Playlist of all the YouTube clips
Put your dancing shoes on.
The Motown Sound was “the sound of young America” (read: “white America”) in the 60’s and 70’s. The Supremes, the Temptations, the Four Tops, Gladys Knight… we could go on and on. You might be sick to death of hearing them, if you listen to oldies radio stations or watch PBS pledge drives. Usually these godawful pledge drive shows feature the original stars, often overweight and well past their prime, singing with a backup band of younger musicians.
The movie opens with Joe Hunter, a keyboard player with The Funk Brothers saying, “As the years go by, will anyone ever know who we are, and what we did?” Watch this, and you will.

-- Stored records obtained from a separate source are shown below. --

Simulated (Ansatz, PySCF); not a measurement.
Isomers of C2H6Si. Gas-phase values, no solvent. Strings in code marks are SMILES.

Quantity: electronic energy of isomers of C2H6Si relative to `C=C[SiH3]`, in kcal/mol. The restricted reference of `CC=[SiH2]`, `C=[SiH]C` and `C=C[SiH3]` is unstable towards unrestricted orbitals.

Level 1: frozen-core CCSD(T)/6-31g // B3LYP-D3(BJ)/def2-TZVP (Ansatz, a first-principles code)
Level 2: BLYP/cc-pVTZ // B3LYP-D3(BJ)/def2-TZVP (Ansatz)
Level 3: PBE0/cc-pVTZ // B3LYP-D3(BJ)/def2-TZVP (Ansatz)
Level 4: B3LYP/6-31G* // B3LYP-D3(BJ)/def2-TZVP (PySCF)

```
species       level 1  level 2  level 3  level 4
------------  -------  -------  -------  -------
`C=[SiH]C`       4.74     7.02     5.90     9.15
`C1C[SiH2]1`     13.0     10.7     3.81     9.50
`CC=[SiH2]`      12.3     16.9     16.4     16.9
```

But what if we turned that formula around and had younger stars singing with the original musicians? Joan Osborne, Bootsy Collins, Ben Harper… these are people who are not past their prime. As it turns out, there was a Funk Brothers reunion concert, and they sang with the group.
Gerald Levert (I’ll confess to not knowing that name, so don’t feel bad if you don’t) does the first song, Reach Out (this particular version I linked to has subtitles in Portuguese, which I kinda like). Joan Osborne does Heat Wave. These are not the original singers on the hits, but it’s the original people who made the hits sound like they did. It teaches us that some music is timeless. Younger folks can get into it, too.
The Funk Brothers were the best jazz musicians in Detroit, and they played on almost all the big Motown hits. Many of them are still alive (or were when the movie was made), and they haven’t lost a step. “The Motown Sound” was those guys. Quite often, a producer would walk into the studio with no chart, no lead sheet, no nothing; just a tune he could hum, and the Funk Brothers would turn it into a hit. Their usual schedule was four songs in a three-hour session, always at least two.
Me'shell Ndegeocello does You Really Got a Hold On Me. Bootsy Collins does Do You Love Me, a song by the Contours that The Funk Brothers were sure would never be a hit. In the early 60’s, there wasn’t enough recording work for them, so they would go out on the road, with Jackie Wilson, Marvin Gaye, and others. There’s a lot of reminiscing about car trips with James Jamerson,, who’d sit in the back and eat pigs’ feet, which stunk to high heaven, and smoke a cigar.
Gerald Levert does Shotgun. Ben Harper does Ain’t Too Proud to Beg. Bootsy Collins does Cool Jerk. Ben Harper does I Heard It Through the Grapevine. Joan Osborne does What Becomes of the Broken Hearted? Me’shell Ndegeocello does Cloud Nine. Chaka Khan does What’s Going On?. Montell Jordan and Chaka Khan do Ain’t No Mountain High Enough. It’s heaven.
About a year after What’s Going On came out, Motown Records decamped for Los Angeles and didn’t even tell the Funk Brothers they were leaving. The guys showed up for work one day and found a sign on the door.
One of them, James Jamerson, moved to L.A. but it just wasn’t the same anymore. His daughter tells how lost he felt out there. The movie has a heartbreaking story about how he had to buy a ticket and sit in the audience for a “Motown revue” show in 1983; that’s how little the record company cared for his genius.
James is now playing bass in that great studio in the sky, but he’s in the Rock ‘n’ Roll Hall of Fame and is widely considered one of the greatest bassists of all time.
And One to Miss: Lady You Shot Me – life and death of Sam Cooke
Sam Cooke was, arguably, the greatest soul singer who ever lived. He died a tragic death at the age of 33 in a shooting at a motel. I would love to watch a biopic about his life, with whatever video there is of him singing. I wouldn’t even care if it was mostly present day talking heads being interviewed about him, because that’s what a lot of biopics are.
Unfortunately, this isn’t that movie. I think I heard that the film maker did not have the cooperation of the family, and that’s why there isn’t much footage of Cooke singing. I think when they failed to get the family on board, they should have just aborted the project. The circumstances of his death were tawdry, ugly, and not very interesting, for me at least.
There seems to be another movie, Sam Cooke: Legend, which I haven’t seen, but that appears to be more what we’d want in a movie about him.